Spatial Scaling of Soil Moisture, Evapotranspiration, and Leakage
Paper
Author:Michael Puma <mpuma@princeton.edu> (Princeton University)
Michael Celia <celia@princeton.edu> (Princeton University)
Ignacio Rodriguez-Iturbe <irodrigu@princeton.edu> (Princeton University)
Jan Nordbotten <jnordbot@princeton.edu> (Princeton University)
Andrew Guswa <aguswa@email.smith.edu> (Smith College)
Presenter:Michael Puma <mpuma@princeton.edu> (Princeton University)

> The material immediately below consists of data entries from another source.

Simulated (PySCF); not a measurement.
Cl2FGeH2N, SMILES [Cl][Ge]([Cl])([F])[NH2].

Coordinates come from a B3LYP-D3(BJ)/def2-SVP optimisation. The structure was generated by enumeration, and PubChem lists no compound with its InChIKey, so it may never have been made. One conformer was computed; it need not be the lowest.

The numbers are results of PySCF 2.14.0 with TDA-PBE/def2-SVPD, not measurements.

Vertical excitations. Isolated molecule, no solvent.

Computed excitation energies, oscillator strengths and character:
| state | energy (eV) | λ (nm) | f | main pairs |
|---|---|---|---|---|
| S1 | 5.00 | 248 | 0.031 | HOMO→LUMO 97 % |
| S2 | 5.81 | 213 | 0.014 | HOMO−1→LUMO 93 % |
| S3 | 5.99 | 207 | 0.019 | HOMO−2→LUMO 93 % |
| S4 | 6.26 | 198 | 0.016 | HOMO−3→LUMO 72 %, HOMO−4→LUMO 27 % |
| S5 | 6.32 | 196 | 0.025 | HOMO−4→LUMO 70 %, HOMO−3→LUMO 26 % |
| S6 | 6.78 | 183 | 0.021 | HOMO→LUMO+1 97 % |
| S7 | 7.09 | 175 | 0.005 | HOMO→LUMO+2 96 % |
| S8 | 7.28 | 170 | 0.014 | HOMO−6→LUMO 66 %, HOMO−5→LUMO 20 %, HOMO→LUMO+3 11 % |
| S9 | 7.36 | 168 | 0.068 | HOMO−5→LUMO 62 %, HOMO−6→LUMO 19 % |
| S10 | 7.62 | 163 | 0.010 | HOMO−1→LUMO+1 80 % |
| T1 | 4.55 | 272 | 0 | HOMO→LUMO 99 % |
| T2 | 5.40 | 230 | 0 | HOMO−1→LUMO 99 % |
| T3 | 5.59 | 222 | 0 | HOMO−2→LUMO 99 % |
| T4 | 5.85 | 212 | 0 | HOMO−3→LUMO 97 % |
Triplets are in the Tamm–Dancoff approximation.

Date: 2006-06-18     Track: Special Sessions     Session: Ecohydrology: From Detailed Descriptions To General Synthesis?
DOI:10.4122/1.1000000563
DOI:10.4122/1.1000000564

An outstanding issue in ecohydrological modeling is scaling nonlinear plant-level interactions among soil, vegetation, and water to larger spatial scales. Spatial heterogeneity in precipitation and vegetation exert significant control on scaling properties, especially in water-limited ecosystems. Computational results indicate that relationships between spatially averaged variables controlling soil-moisture dynamics are non-unique at larger averaging scales, even when unique, non-hysteretic relationships are defined at the plant level. The complexity of these relationships evolves with increasing averaging area based on the characteristics of the spatial heterogeneity. Through detail simulation studies, we can identify a threshold scale for soil moisture, evapotranspiration, and leakage beyond which the non-unique relationships will vary only slowly as averaging area becomes larger. The threshold scale, which is analogous to the concept of a representative elementary area, enables identification of a large-scale relationship that is meaningful with respect to the characteristics of the system. We use numerical simulations to assess the effects of storm spatial structure, rainfall intensity and frequency, and soil and vegetation characteristics on threshold-scale values of the relevant variables. Results are generalized by relating the threshold scales to a dimensionless group of parameters that includes length scales characteristic of the heterogeneity and the model's resolution. We then evaluate how the computationally derived non-unique relationships relate to analytical approaches to obtain spatially averaged functional relationships. Specific comparison of empirically obtained upscaled functions (based on the non- unique relationships) with the so-called statistical dynamic approach provides guidelines to account for spatial heterogeneity in soil, plant, and climate systems.